Tuesday, May 21, 2013
The Associated Press
OYSTER BAY, N.Y. — A yacht that capsized with 27 friends and family aboard on an outing to watch Fourth of July fireworks was severely overcrowded and doomed to tip over, safety experts said Thursday as the skipper blamed the tragedy on a wave that came out of the dark.
Two Nassau County police boats are stationed near the opening to the Long Island Sound in Lloyd Harbor, N.Y., today. Investigators are trying to learn more about the crucial seconds before a yacht capsized off Long Island, killing three children and leaving 24 others scrambling for their lives. Efforts to raise the boat might begin as early as Friday. (AP Photo/Richard Drew)
Three children died after getting trapped Wednesday night in the cabin of the 34-foot vessel off Oyster Bay, on the north shore of Long Island.
Sal Aureliano, who was at the helm of the Candi I, told TV's News12 Long Island that he saw two lightning bolts and then a wave suddenly hit.
"It turned the boat around," he said, his voice cracking. "It just turned the boat. I didn't see it. It was dark. I didn't see it."
Aureliano's nephew David Aureliano, 12, and two girls, Harley Treanor, 11, and Victoria Gaines, 8, died. The 24 other passengers, adults and children, were rescued from the water, mostly by fellow boaters, and were not seriously hurt.
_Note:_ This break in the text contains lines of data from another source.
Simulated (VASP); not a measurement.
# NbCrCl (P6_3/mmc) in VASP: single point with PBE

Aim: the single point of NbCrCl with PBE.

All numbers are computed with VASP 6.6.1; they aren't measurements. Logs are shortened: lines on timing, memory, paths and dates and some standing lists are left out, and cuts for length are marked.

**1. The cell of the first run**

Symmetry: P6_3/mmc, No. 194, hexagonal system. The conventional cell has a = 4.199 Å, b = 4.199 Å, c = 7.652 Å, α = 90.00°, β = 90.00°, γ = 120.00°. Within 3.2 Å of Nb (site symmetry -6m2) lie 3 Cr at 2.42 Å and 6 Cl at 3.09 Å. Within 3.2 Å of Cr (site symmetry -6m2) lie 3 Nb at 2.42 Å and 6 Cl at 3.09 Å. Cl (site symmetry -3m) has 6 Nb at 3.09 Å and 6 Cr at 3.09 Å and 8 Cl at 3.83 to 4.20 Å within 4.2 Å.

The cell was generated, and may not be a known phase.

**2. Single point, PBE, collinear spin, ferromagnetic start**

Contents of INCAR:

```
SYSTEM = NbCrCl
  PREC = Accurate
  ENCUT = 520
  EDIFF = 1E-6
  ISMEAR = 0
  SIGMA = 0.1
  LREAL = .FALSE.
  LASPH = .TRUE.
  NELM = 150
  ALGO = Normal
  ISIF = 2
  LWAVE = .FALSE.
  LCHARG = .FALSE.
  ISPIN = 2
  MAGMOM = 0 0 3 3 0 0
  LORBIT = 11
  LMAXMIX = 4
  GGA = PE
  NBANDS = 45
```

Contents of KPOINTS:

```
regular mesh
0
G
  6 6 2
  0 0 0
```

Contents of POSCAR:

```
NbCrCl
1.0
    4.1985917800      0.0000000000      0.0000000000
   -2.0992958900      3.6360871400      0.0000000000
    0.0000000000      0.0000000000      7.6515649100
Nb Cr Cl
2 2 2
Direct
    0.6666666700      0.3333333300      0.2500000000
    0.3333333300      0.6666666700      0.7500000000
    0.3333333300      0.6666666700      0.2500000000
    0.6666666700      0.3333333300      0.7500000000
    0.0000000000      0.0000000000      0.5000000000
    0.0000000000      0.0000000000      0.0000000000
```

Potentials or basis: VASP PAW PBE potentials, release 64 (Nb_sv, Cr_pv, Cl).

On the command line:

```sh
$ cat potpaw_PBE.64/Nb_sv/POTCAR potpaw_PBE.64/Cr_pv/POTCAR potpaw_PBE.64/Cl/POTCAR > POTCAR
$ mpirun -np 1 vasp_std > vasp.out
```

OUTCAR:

The cause of the accident was under investigation, but it could have been the weather, overcrowding, the wake from another vessel or a combination of factors, said Nassau County Detective Lt. John Azzata. The area was crowded with boaters watching the fireworks, he said.
The Silverton yacht, built in 1984 but purchased recently, was under 60 feet of water Thursday, and officials worked to raise it. The yacht company filed for bankruptcy in April, and no one was available to say what the maximum number aboard should be.
Phil Cusumano, a Boston-based safety instructor and yacht captain, said there is no question the boat was badly overloaded.